First, some meta data is necessary to enable MANET routing including a message identifier id to avoid message duplicity, a timestamp t to allow discarding of old messages and a TTL field used as described above. The payload itself includes a user identifier uid indicating the user who triggered the message, and the rating matrix \(\mathbf{Z} ^u = [z_{v i}]\), which contains all ratings known to user u. A matrix entry \(z_{v i}\) is the rating given to item i by user v, which is calculated according to equation 4.

3.2.3 Triggering rating dissemination

There are different policies to decide when a should propagate her ratings. Generally, the dissemination should be triggered when a new situation has occurred. The following trigger events can be distinguished:

  • Elapsed Time Window: the device of user u periodically sends a rating message \(\sigma _u\) with a certain frequency \(\omega\). Technically, this approach checks at fixed time intervals, whether the user is within range of yet unknown users. This way, a user detects other passing-by users.

  • New Rating Available: a dissemination of the rating messages \(\sigma _u\) takes place, if the user has received new ratings from other users, or if she has finished her visit at an item and can calculate a new rating of her own. Here, new rating information is propagated without any latency.

  • New Area Detected: as soon as a user has entered a new area of the facility, she searches for users within range who are still unknown to her in order to exchange ratings.

Note that each device decides when sending information to others. Therefore, there is no synchronicity among users to exchange their rating data.

3.3 Stage 3: Data fusion

In a data fusion step, ratings received from other users are combined with the information already stored in the device. This means, that the rating matrix \(\mathbf{Z} ^u = [z_{v i}]\), which contains all the ratings the device owner u knows so far, must be merged with matrices \(\mathbf{Z} ^v\) contained in the data messages received from other users v.
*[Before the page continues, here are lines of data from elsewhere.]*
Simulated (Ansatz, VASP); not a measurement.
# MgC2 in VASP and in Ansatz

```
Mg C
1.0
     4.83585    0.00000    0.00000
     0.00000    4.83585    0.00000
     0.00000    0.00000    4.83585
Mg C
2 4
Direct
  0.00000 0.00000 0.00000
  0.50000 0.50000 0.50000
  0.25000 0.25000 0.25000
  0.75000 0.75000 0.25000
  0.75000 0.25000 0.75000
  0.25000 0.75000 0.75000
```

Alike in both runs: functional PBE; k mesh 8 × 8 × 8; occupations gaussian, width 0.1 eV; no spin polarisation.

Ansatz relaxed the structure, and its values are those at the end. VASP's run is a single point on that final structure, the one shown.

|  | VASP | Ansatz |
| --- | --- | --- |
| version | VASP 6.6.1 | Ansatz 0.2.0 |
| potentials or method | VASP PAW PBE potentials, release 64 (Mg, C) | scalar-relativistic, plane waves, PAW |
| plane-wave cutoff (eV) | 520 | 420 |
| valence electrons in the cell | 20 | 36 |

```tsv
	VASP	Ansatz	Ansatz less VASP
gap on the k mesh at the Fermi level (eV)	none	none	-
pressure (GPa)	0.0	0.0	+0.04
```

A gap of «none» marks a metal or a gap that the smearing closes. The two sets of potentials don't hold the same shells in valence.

The dimension of matrix \(\mathbf{Z} ^u\) is \(|U| \times |I|\) with the number of items |I| and the number of users |U|. If the total numbers of users and items are unknown in advance, the matrix dimension can grow over time. In most recommendation scenarios \(|U| \gg |I|\) holds, because the number of users grows continuously while the number of items remains more or less the same. Furthermore, the matrix \(\mathbf{Z} ^u\) is usually sparse, i.e. it contains many zero entries. This corresponds to the fact that users rate only a small fraction of the available items.Footnote 16

If a device owned by user u receives a new rating matrix \(\mathbf{Z} ^v\) from another user v just encountered, the following steps are executed:

  1. 1.

    For implementing similarity-based flooding, matrix \(\mathbf{Z} ^v\) is used to calculate similarity \(\rho (u,v)\) due to Pearson correlation as described by eq. 5. Only ratings from users with a similarity beyond a certain threshold \(\psi\) are accepted and integrated in \(\mathbf{Z} ^u\).Footnote 17

  2. 2.

    If user v is similar to user u, each entry \(z_{w i}\) of the matrix \(\mathbf{Z} ^v\) is inserted into matrix \(\mathbf{Z} ^u\). It can happen that there is already an entry at position (wi) in \(\mathbf{Z} ^u\), namely when the rating \(z_{w i}\) has already arrived over another MANET route. But because we assume that each user gives a rating only once, inconsistencies cannot occur.

In public spaces, older data often has no relevance, since only recently submitted ratings describe the current situation. In a zoo, for example, visitors are interested only in the current situation at an enclosure and not what it looked like a few hours ago. Implementing such a mechanism requires knowing at what time a rating was issued. Then in a cleaning step, all ratings older than an application-specific threshold can be removed from the matrix \(\mathbf{Z} ^u\).

3.4 Stage 4: Calculating recommendations

There are various methods for calculating CF-based recommendations. The most prominent ones are user-base collaborative filtering (UBCF) and item-based collaborative filtering (IBCF). Because IBCF has some advantage in recommender scenarios with much more users than items [22], here we will consider IBCF.Footnote 18 The calculation of IBCF recommendations works as follows [32]:

  1. 1.

    First, similarities between items are calculated by using \(z_{v i}\)-ratings in \(\mathbf{Z} ^u\). Among several possibilities, the similarity \(w_{i, i'}\) between to items i and \(i'\) can be computed by the Adjusted Cosine function:

    $$\begin{aligned} w_{i,i'} = \frac{\sum _{{v \in U_i \cap U_{i'}}}z_{v i} \cdot z_{v i'}}{\sqrt{\sum _{{v \in U_i \cap U_{i'}}}z_{v i}^2} \ \sqrt{\sum _{{v \in U_i \cap U_{i'}}}z_{v i'}^2}} \end{aligned}$$
    (7)

    in which \(v \in U_i \cap U_{i'}\) represents a user v that visited both items, where \(U_i\) is the set of users that have already visited item i.

  2. 2.

    To calculate the prediction \(\hat{z}_{u,i'}\) of the rating a user u gives to a yet unvisited item i Eq. 8 is used.

    $$\begin{aligned} \hat{z}_{u,i'} = \frac{\sum _{i \in I_u} w(i,i') \cdot z_{u i}}{\sum _{i \in I_u} w(i,i')} \end{aligned}$$
    (8)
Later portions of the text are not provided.